22. In this view of the matter, I find that it would not be appropriate for this Court to consider the prayer for grant of temporary bail at this stage. But, liberty would have to be given to the applicant to approach the trial Court with a prayer for grant of temporary bail, supported by all the necessary details and specific timetable for returning the deposits and investments as per the promises given by the applicant and his companies. In the result, I find that the application deserves to be dismissed.
23. The application stands dismissed. However, liberty is granted to the applicant to renew his request for grant of temporary bail, as observed earlier.
Criminal Application [APPP] No.1169/2016 :
Heard Shri A.S. Jaiswal, learned Senior Counsel for the applicants/intervenors.
For the reasons stated in the application, the application is allowed.
Leave to assist the prosecution is granted.
Criminal Application [APPP] No.1238/2016 :
Heard Shri Tarun Parmar, learned Counsel for the applicant/intervenors.

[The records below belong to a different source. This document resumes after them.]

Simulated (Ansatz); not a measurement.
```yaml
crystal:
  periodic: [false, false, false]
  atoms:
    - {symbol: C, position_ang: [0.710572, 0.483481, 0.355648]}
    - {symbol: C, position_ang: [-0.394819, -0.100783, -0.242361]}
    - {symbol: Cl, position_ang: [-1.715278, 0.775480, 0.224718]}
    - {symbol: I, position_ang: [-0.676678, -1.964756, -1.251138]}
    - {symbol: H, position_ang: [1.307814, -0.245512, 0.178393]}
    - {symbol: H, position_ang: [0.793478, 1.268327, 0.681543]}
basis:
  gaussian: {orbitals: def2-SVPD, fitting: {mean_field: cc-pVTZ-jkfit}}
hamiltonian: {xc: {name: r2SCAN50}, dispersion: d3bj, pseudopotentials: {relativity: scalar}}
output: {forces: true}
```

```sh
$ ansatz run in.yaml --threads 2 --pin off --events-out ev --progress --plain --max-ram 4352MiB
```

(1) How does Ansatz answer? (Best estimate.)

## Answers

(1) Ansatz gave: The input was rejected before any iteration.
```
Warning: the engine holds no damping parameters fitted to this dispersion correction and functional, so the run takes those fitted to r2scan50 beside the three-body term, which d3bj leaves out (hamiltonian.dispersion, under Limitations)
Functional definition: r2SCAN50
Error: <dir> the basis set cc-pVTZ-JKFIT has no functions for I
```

It is seen that these intervenors, who are claiming to be the victims of fraud, are primararily interested in opposing the bail application, as it is their contention that the applicant has suppressed many material facts and he is trying to mislead this Court by putting forward concocted stories. This purpose of the present application, however, is already served by granting by this Court leave to assist the prosecution by allowing Criminal Application No.1169/2016. Therefore, the application is superfluous and is disposed of accordingly.